Buying the DVD seemed like a safe bet when it came out. It had lots of action and two marquee stars. But having been burned buying movies I hadn't seen - Sideways, Lost In Translation (O.K., not burned but a bit disappointed) - I passed. I'd wait till it dropped below $10.
Time passed and now it's on T.V. I happened to be flipping channels when I stumbled on its opening scene at the marriage councilor. Right away I was hooked. It had the marriage milieu nailed in a few minutes, like Orson Welles in Citizen Kane: the awkward questions and answers, the poorly disguised discomfort, the seething resentment.
It got even better with the banality of home life: the glaring silences, the perfunctory politeness, the stilted discourse, the hidden frustration, ennui, equivocation, avoidance, and interior decorating conflicts. Maybe you actually have to be married to appreciate how true the representation was.

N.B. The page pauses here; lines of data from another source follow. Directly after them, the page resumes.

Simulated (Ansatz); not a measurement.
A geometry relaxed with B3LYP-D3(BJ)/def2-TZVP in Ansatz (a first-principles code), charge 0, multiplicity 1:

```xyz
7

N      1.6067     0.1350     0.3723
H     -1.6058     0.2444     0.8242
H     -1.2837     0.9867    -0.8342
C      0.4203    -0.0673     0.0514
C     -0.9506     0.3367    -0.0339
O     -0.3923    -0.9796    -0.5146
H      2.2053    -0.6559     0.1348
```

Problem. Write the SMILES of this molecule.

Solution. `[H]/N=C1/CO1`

Then the plot twists that accentuated the facade. More twists. Don't let your guard down for an instant, or you may get killed! The subtle, pleading moments. Like when Jane hangs up on him in the car. Additional twists and action all the way into a grand finale with scads of bullets, bombs, etc.
Is the true love of shared experience beyond the banality of everyday life realized? Well, you have to see the movie.
Yes, the plot is complicated, and sometimes doesn't make sense, like marriage, but on closer inspection reveals hidden reservoirs of true feeling and connection.
I guess I had overlooked a great film, just like John and Jane had overlooked each other.